05 March 2011

Relevance deprivation

100 days is a long time to be alone after the joy of children has entered one's life. I cannot explain some of my feelings but others are easier.

Initially, my anxieties were around male selfishiness - how will I feed myself, oh my god I have to iron my own shirts... After those initial feelings of uselessness passed, the over-riding feelings have been mainly on a sense of void.

I'm so used to coming home to life being turned upside down, without a moment to rest or relax, that this surplus, this excess, is proving dispiriting. Naina would throw her clothes out of her cupboard, find DVDs she wanted to watch, rummage through kitchen drawers, sprawl her toys everywhere in the lounge room. I couldn't leave anything of value anywhere. My keys would disappear if I left them on a too low bench. That sense of everything will be exactly where I dumped it/left it/ threw it is disconcerting now, where as a single man it used to feel refreshing. "Don't touch my stuff" has long since passed and he's not welcome in my life anymore.

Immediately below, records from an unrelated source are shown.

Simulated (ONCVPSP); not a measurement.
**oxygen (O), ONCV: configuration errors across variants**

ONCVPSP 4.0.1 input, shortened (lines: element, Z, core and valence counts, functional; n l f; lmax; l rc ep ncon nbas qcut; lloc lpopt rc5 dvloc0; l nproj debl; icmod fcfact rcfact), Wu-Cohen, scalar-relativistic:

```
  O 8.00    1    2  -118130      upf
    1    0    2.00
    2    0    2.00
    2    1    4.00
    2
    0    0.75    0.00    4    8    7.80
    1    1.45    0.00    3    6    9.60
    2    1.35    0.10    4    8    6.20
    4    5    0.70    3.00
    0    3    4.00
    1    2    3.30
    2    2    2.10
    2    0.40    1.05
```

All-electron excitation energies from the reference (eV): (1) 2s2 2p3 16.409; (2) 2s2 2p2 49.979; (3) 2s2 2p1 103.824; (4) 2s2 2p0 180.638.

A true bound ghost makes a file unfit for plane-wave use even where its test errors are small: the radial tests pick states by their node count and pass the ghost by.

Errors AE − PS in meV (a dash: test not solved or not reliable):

The other feeling easily explained is purposelessness. Time is now available to sit in front of a TV. Problem is there's nothing worth watching except the intro to In the Night Garden (which brings a tear to the eye) and the Office (US). Work hours are extending cause there's nothing worth rushing home to. Shopping is a chore instead of a stress.

I'd argue that I'm technically in relevance deprivation syndrome. No one to read to, no one to take swimming and no one to chase up the stairs.

With the news that my mum's brothers two boys are both planning their marriages in the third week of May, I'll be deprived of relevance until that time.